TCP ports used by default:

  - 8990 on localhost for HTTP tests
  - 8991 on localhost for HTTPS tests
  - 8994 on localhost for HTTP IPv6 tests
  - 8992 on localhost for FTP tests
  - 8995 on localhost for FTP (2) tests
  - 8993 on localhost for FTPS tests
  - 8996 on localhost for FTP IPv6 tests
  - 8997 on localhost for TFTP tests
  - 8999 on localhost for SCP/SFTP tests
  - 9000 on localhost for SOCKS tests

  The test suite runs simple FTP, HTTP and TFTP servers on these ports to
  which it makes requests.  For SSL tests, it runs stunnel to handle
  encryption to the regular servers. For SSH, it runs a standard OpenSSH
  server. For SOCKS4/5 tests SSH is used to perform the SOCKS functionality
  and requires a SSH client and server.

  The base port number shown above can be changed using runtests' -b option
  to allow running more than one instance of the test suite simultaneously
  on one machine.

Run:
  'make test'. This builds the test suite support code and invokes the
  'runtests.pl' perl script to run all the tests. Edit the top variables
  of that script in case you have some specific needs, or run the script
  manually (after the support code has been built).

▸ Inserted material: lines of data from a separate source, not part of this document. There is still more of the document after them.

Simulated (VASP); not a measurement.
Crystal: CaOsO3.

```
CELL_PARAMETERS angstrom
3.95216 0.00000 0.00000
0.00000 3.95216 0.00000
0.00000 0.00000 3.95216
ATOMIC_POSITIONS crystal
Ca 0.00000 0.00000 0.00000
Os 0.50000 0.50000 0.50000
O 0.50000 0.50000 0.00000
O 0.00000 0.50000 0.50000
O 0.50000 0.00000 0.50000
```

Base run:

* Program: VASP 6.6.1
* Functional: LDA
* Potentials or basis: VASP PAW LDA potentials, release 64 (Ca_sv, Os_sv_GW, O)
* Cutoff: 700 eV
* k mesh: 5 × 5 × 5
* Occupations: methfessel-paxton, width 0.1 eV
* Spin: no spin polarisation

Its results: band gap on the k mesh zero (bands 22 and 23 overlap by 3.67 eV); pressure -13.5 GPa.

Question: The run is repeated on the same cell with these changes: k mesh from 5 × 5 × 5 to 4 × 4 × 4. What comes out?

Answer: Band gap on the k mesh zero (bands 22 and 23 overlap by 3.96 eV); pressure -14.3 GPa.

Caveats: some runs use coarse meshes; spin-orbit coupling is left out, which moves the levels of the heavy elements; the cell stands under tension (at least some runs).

  The script breaks on the first test that doesn't do OK. Use -a to prevent
  the script from abort on the first error. Run the script with -v for more
  verbose output. Use -d to run the test servers with debug output enabled as
  well. Specifying -k keeps all the log files generated by the test intact.

  Use -s for shorter output, or pass test numbers to run specific tests only
  (like "./runtests.pl 3 4" to test 3 and 4 only). It also supports test case
  ranges with 'to', as in "./runtests 3 to 9" which runs the seven tests from
  3 to 9. Any test numbers starting with ! are disabled, as are any test
  numbers found in the file data/DISABLED (one per line).

Shell startup scripts:
  Tests which use the ssh test server, SCP/SFTP/SOCKS tests, might be badly
  influenced by the output of system wide or user specific shell startup scripts,
  .bashrc, .profile, /etc/csh.cshrc, .login, /etc/bashrc, etc. which output text
  messages or escape sequences on user login.  When these shell startup messages
  or escape sequences are output they might corrupt the expected stream of data
  which flows to the sftp-server or from the ssh client which can result in bad
  test behaviour or even prevent the test server from running.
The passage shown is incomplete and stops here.